About 10 years ago I was introduced to the concept of “configuration as code”. In the years that followed I’ve had some success but in recent days it’s been one failure after another.
The lesson I learned is that whatever your production environment is… from dev, staging, test and production; you need to be committed to that implementation. As any of the systems change so does the configuration and it’s very easy to add an impeadance mismatch from one milestone to another.
This also means that there is a dependency between the layers of all things. That’s everything from version control systems, project naming conventions, network design, SDLAN, containers, databases, public IPs and domain names, VLANS and so on.
One thing that most admins forget is what happens when applying upgrades and the entire system fails. Or when the various projects supported by the “domain” skews away from the base.
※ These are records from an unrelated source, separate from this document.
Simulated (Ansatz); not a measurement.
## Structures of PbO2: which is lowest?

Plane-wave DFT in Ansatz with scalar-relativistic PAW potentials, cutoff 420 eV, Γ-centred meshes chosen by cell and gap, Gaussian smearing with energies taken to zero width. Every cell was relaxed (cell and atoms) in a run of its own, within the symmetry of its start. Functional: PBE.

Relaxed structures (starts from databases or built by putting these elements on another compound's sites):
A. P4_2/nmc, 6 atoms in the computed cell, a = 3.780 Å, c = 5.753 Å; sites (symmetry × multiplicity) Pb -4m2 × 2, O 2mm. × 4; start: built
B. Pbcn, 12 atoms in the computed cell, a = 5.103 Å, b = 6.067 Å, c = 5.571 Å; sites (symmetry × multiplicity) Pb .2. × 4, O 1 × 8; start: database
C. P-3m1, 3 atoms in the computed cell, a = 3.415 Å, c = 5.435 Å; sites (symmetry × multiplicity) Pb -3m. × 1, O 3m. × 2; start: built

Recently a docker swarm I had been nursing stopped working when I changed the underlying DHCP address range. While they were limping along now they were dead. Redeploying the swarm meant redeploying the entire domain. There is something to be said about deploying the entire stack as that is basically what configuration as code means, however, then you invite other problems like the never ending domain/project builds.
One thing I’m taking away from this weekend’s networking issues is that dependencies suck. I deployed a new firewall, LTE backup network, segregate networks with VLANS… while this sort of deliberate systems… you have to experience real failure to know whether you’ve got it right.